Re: Great SWT Program
- From: twerpinator@xxxxxxxxx
- Date: Wed, 21 Nov 2007 12:05:13 -0800 (PST)
On Nov 19, 5:53 am, b...@xxxxxxxxxxx (Bent C Dalager) wrote:
You misunderstand me -- deliberately again, I expect.
When I start up screen, it automatically launches five applications in
different screen windows.
That is odd behavior for this software to have. At least from a
standpoint of user satisfaction. It would make marketing sense, except
that there's a worldwide market for maybe ten copies of this software.
Consider web browsers. Ordinarily people will go to different sites or
do different things each time they run one, so the most logical
starting point is either a blank page or a search engine, particularly
Google. Yet they tend to come out-of-the-box configured to go
someplace else, such as MSN or such, generally a site affiliated with
the browser's maker. But I don't see such behavior benefiting screen's
developers somehow, so having it go to five pre-programmed places
seems senseless. And from a user standpoint, it should just start up a
single internal terminal with a command prompt and wait for the user
to decide what else it is to do. In fact I'm fairly sure this is
exactly the behavior I observed with an older version of it some time
in the past, so opening five terminals automatically and launching
specific processes that aren't the system command interpreter in each
of them must be something relatively recent.
The even stranger thing is that this being unix-type software it
should be more configurable. I can configure Firefox for any desired
start page or to start up with particular sites in tabs, though there
isn't much point, since a single blank tab will do, pending my
choosing a bookmark or using the google box in the upper right corner
to launch a search. Likewise it should be possible for you to
reconfigure screen to start up with only a single session open on a
command prompt in your home directory, a central point that's
reasonably convenient no matter what you plan to do today. Yet you
haven't done this, so unless you always do the exact same thing all of
the time, this would seem to indicate that it's stuck behaving the way
you describe.
Then again, perhaps you do always do the exact same thing, although
then all you would seem to need is one terminal that pops up running
trn (or whatever it is you use to assault cljp with off-topic
posts). :P
"screen vi blah.txt" will launch "vi blah.txt" in a new window.

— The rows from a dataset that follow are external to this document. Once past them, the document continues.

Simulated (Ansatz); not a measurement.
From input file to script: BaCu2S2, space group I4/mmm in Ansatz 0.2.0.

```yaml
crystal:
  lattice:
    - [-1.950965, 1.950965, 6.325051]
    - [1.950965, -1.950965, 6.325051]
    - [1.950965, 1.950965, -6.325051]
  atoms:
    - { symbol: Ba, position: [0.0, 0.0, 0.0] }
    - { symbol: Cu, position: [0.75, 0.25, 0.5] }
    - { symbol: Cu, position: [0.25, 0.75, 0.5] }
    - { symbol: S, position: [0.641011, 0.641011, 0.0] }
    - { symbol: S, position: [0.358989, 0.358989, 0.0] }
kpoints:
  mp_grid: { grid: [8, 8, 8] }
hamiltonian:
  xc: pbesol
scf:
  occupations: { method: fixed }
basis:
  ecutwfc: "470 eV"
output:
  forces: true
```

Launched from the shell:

Eh? Nesting screen instances? That sounds like an even bigger pain,
even assuming it's fully reentrant. Won't the outer one eat the same
keys that you'd need the inner one to see to operate the inner one?
(I'm overlooking your rather questionable use of the phrase "new
window" to describe a primitive ancestral process that resembles
opening a new window in much the way that a fish resembles a human
being. Unfortunately we appear to lack a generic term analogous to
"vertebrate" for describing all mechanisms, both crude and refined,
for adding a multitasking session of some sort.)
And you reckon you have found a graphical windowing system that does
/not/ have bugs?
I didn't say that. But none since the Windows 3.1 days where the
windowing system is prone to hangs. WinXP may occasionally bluescreen,
but that's associated with the same sorts of circumstances that would
cause what you call a kernel panic over in unixland, generally
hardware/driver problems. This is a possibility in any OS. The window
system proper does not have such behavior. Windows 3.1's did, mind
you; it could wedge solid under some circumstances. Thankfully it is
no longer in widespread use. I wonder if the analogous bugs in screen
have been fixed yet.
The excellence of screen in situations of misbehaving networks, as
above, is that it will actually remember all your sessions for you and
restore them when you log back in and and reattach to them.
That's not behavior I recall observing, probably because the
circumstances were different: you're describing the network connection
between your terminal and the remote machine running screen going
kaput; if screen itself hangs or abends, presumably the session state
doesn't get saved. Since in those instances noted above I couldn't
kill it it was necessary to disconnect (or wait for the idle timeout
to kick in) and reconnect, log back in, and since the old session was
unresponsive it made me a new one. Which then ran into all kinds of
trouble caused by the wedged session having been preserved: stale
locks, for starters. Something on that system killed dead sessions
after a fairly short time so I didn't have to bother myself with doing
it manually, but for a few minutes things would be running double. The
mail client didn't like this. The IRC client didn't mind, but for a
while there'd be a silent copy of me on whatever server that was
annoyingly sitting on my nick, which I'd have to wait for the server
to boot with its idle timeout. And so forth.
Your killer feature becomes a source of pain when combined with a hang
bug like described, as it just so happens.
Of course there's another problem with screen: it captures some
keystrokes that might also be bound in other applications. ISTR C-w
being one of these, used for its version of alt-tab. So much for using
C-w in emacs then, eh?
Screen only captures C-a. I have remapped this to C-v since I like to
use C-a in emacs. The installation you used may have been configured
to capture C-w of course.
Still got to pick something. If all the apps you ever wanted to use
inside it adhered to CUA, you could pick something relatively useless
like C-x (and use shift-del for cut, or C-c del) that won't be bound
to anything application-specific and it wouldn't impair your use of
any application. Ditto if they all adhered to *some* common set of
bindings, with at least one of those fairly superfluous. But unix text
mode apps are like pre-CUA MS-DOS ones: they all have their own
different and idiosyncratic ones and any choice at all will inevitably
collide with something you want to use in at least one of them. C-v
presumably is the least worst choice given the apps you tend to use,
but ... ouch.
bindings, and there's no set of bindings a screen-like program could
use that wouldn't mask something useful in some app or another you
might run from inside it.
Which would explain why it's configurable.
That doesn't get rid of the problem; it just lets you move it around,
and lets you put it where it's least inconvenient. See above.
Yet, there are those that do manage to jump these almost impossible
hurdles.
I don't doubt it can be done, but it's more burden placed on the user
that could be avoided and, with Windows and the Mac and, I expect, KDE
and Gnome, does get avoided.
.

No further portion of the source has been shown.